Worldviews and the world

American Chronicle has an interview with Jason Miller. In answer to the question “What is that (sic) you consider your purpose on Earth to be?” he says:

It’s multi-faceted and complex, but if I distill it to its essence and put it succinctly, my primary purpose on Earth is to strive for two causes: animal liberation and socialism.

Defending socialism, he says:

Socialism hasn’t had the ghost of a chance to take root, let alone flourish. Pitted against the militaristic, economic, and propagandistic might of capitalism, each attempt to tear down and rebuild socioeconomic and political structures along more egalitarian, rational, just and democratic lines has been destined to severe malformation or failure.

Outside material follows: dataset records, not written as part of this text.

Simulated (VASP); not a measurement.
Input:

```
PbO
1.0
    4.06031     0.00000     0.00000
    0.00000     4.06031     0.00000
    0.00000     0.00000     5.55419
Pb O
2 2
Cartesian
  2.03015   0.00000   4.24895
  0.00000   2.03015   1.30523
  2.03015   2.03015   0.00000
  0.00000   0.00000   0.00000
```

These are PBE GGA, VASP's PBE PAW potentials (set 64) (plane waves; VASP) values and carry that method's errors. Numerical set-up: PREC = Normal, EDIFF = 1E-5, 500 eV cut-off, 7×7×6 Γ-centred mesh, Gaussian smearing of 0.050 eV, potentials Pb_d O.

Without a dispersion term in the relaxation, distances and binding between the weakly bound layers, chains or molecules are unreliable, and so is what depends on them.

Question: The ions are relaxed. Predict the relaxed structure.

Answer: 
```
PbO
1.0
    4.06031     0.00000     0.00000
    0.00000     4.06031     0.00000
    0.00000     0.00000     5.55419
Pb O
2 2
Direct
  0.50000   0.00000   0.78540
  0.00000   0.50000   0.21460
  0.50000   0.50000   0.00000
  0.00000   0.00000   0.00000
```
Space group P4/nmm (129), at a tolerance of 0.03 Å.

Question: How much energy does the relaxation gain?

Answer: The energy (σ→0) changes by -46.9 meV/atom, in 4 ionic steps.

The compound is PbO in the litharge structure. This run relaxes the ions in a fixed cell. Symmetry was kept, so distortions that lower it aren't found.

Miller’s worldview – responsible for all the experiments in socialism in the last century – might have been understandable at the beginning of the 20th century. Today when even communist regimes like China and Russia have accepted that it is false, it is nearly impossible to understand. Yet, there it is. And Miller is not alone.

I have been publishing Thomas Paine’s Corner since 2004. In 2006 I merged TPC with Cyrano’s Journal Online and became Cyrano´s associate editor, maintaining my site as a semi-autonomous section of CJO. I’ve devoted countless hours and worked strenuously to create and maintain a publishing platform for radical writers, ideas, and organizations. Since Patrice Greanville, our editor-in-chief, and I place a high premium on our independence, we accept no advertising or sponsorship. Hence, we derive zero income from our endeavor. It actually costs us to keep the site operational. At last count, Thomas Paine’s Corner had had almost 2 million visitors in four years. So it’s been worth it. (links dropped)
Aside from that, I lead a vegan lifestyle, petition, protest, shun consumerism, distribute pamphlets, work with homeless shelters, boycott, network with other radicals, make personal financial sacrifices that enable me to make meaningful donations to organizations that haven’t been co-opted by the corporatocracy, like Paul Watson’s Sea Shepherd and Michele Pickover’s Animal Right’s Africa, and engage in some direct action. (links dropped)

Why is it important that some people are so hopelessly deluded, especially when they form an extremely small and democratically insignificant minority? First, because ideas matter, especially in a world which has very little respect for them. Those who have strong and consistent ideas – whether right or wrong – along with a strong purpose to advance them will always succeed in doing so, especially when most people believe that principles are simplistic, ideology is outdated and each issue must be decided on a case by case basis. Only those who have consistent principles can provide the standards by which any particular issue is to be judged. Those who have consistent principles set the terms of the debate. The pragmatists do the shouting and think they have won. Ayn Rand wrote

The men who are not interested in philosophy need it most urgently: they are most helplessly in its power.
The men who are not interested in philosophy absorb its principles from the cultural atmosphere around them—from schools, colleges, books, magazines, newspapers, movies, television, etc. Who sets the tone of a culture? A small handful of men: the philosophers. Others follow their lead, either by conviction or by default.

Second, as an advocate of laissez-faire capitalism in politics and thus being in as small a minority as Miller is, it is important to realize that history needs to be interpreted to serve as evidence for or against a particular political theory. And in a very complex world, it is possible to interpret it in many different ways. Since laissez-faire capitalism (or anything close to it) has not existed for a good hundred years anywhere in the world, and since pure socialism is impossible to put into existence, merely pointing to history as evidence for the success of capitalism is not enough. Any defence of capitalism must include moral arguments along with economic theories and interpretations of history.

Finally, as a tactical matter, it is incorrect and therefore damaging to label the statist and welfarist policies of most politicians today as socialist. They are not. Miller’s worldview is what socialism means. And fortunately, very few people subscribe to it. Many people share some of the moral ideals of socialism implicitly. But they also believe in personal responsibility, individual freedom and free enterprise (however inconsistent there beliefs may be. Calling them socialist when they explicitly reject socialism (as Miller’s frustration shows) is not the best way to reason with them.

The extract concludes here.